I had a 9 cord permit for wood up in the forest. I had 1.5 cords worth of tags left - my last trip (1.5 would be a big load for me). I knew of a tree - a dead Lodgepole pine. But there was a problem. A large living Quaking Aspen had uprooted and was now leaning against the dead standing pine (~60 degree angle). Both were big trees (not huge). Moreover the aspen was leaning against the pine in the opposite direction I wanted to fell it. If I cut the pine that aspen is coming down, too. Where? Who knows? This could get dangerous. The aspen needs to come down first.
I noticed another smaller dead pine staggered to the right about 15 feet away from the large pine. I decide to take it too. If I could get the aspen to fall off of the large pine, I bet it would stumble right into this smaller pine and get hung up again. What to do? My plan - first cut the small pine, next the aspen, and finally the target tree, the big pine. Time consuming, yes. I don't know what that leaner is going to do if I cut my target tree first, and I don't know what happens to the target tree with that leaner pushing on it. If it goes in the wrong direction I have tripled my work load (I'm trying to drop the pines toward the dirt road).

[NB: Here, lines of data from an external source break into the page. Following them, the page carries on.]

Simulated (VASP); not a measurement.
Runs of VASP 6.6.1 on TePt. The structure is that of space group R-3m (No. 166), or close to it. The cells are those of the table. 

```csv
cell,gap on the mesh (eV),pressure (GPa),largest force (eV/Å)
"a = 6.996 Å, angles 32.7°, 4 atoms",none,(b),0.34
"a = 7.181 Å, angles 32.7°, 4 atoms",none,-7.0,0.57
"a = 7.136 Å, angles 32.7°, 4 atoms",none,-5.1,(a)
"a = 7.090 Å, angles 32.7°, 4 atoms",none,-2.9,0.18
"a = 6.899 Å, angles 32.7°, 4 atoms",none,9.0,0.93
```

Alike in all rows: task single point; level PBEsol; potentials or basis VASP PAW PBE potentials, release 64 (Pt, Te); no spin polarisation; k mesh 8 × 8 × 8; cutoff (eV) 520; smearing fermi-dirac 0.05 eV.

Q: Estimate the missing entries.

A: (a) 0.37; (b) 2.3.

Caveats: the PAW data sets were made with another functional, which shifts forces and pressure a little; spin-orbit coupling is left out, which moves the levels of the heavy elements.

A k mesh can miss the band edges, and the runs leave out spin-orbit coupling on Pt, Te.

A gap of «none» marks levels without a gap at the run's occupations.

So, I drop the little pine (20") base. It goes where I want it to go - towards the road. These trees are really dry. The tops are full of small branches and pine cones. The tree goes down - thump! The top branches shatter into bits and pieces laying a 2 inch layer of twigs and cones across the road. Now I can try to get the large aspen to roll off to the right of the big pine. I'm not suppose to cut living trees. But this storm-falling aspen was saved from death by getting caught in the pine. It's a goner.
I start by making the uncomfortable 4' up the trunk diagonal cut on the leaner. As the cuts are made, this aspen tree just keeps plopping down without falling. On the second or third chunk cut I get sloppy and pin my chainsaw bar. I go back to the truck and grab another saw. I get back to the aspen, and try to fire up the Dolmar. No go. I check for fuel - no fuel. Back to the truck. On the way, it occurs to me that maybe I could just use a strap and tug the bottom of the aspen loose so it will fall. Okay, I'll try this.
After several pulls with the truck, I eventually get the aspen to fall. It goes to the right and falls right on top of the downed small pine. I think, 'I'll take some of that aspen if I need extra wood to reach the 1.5 cord limit.' (Little did I know that I wouldn't even be able to harvest all of the small pine much less the aspen). Next, I drop the large pine. I'm off. I was trying to send it towards the road but not across the road - but I'm 30 degrees off and it falls on the road across the top of the other small pine - thump! Now there is a 4" layer of twigs and cones across the road.
I buck up the large pine. Most of the rounds are big. I can see I need to do a better job of estimating the cordage in a tree. This one tree pretty much fills my trailer (6.5' x 11') with stacked rounds two high (32"). I'm use to smaller trees. Darn, I didn't realize there was that much wood in that big pine - it didn't look that big to me.
After a few hours I'm exhausted rolling and loading these big rounds - at least they are dry. I cut the top half of the small pine and load some into the pickup bed. I have to get it off of the road. And, I cut six 32 inchers to use as a wall across the back of the trailer ( to pin the big rounds in). I hope this works. The 2 wheel drive Tundra slowly crawls up the hill of this dirt road and makes it to the main gravel road. I stop and recheck the load - my strapped in 32 inchers appear to be staying in place.
It's a heavy load. So I go 25 mph down the mountain. At some point I smell hot brakes. I slow down and avoid using the brakes. I take the back roads for 35 miles - slow and steady. I get home - all of the wood is still there - whew, made it. I'm now done with wood gathering in the forest, at least for this year. I realize I need to get and bring a rake next time. That 4 inch layer of twigs and cones needs to be raked to the side of the road (fire hazard), oops. I can hear the foresters in my head cussing when they have to do this. Next year....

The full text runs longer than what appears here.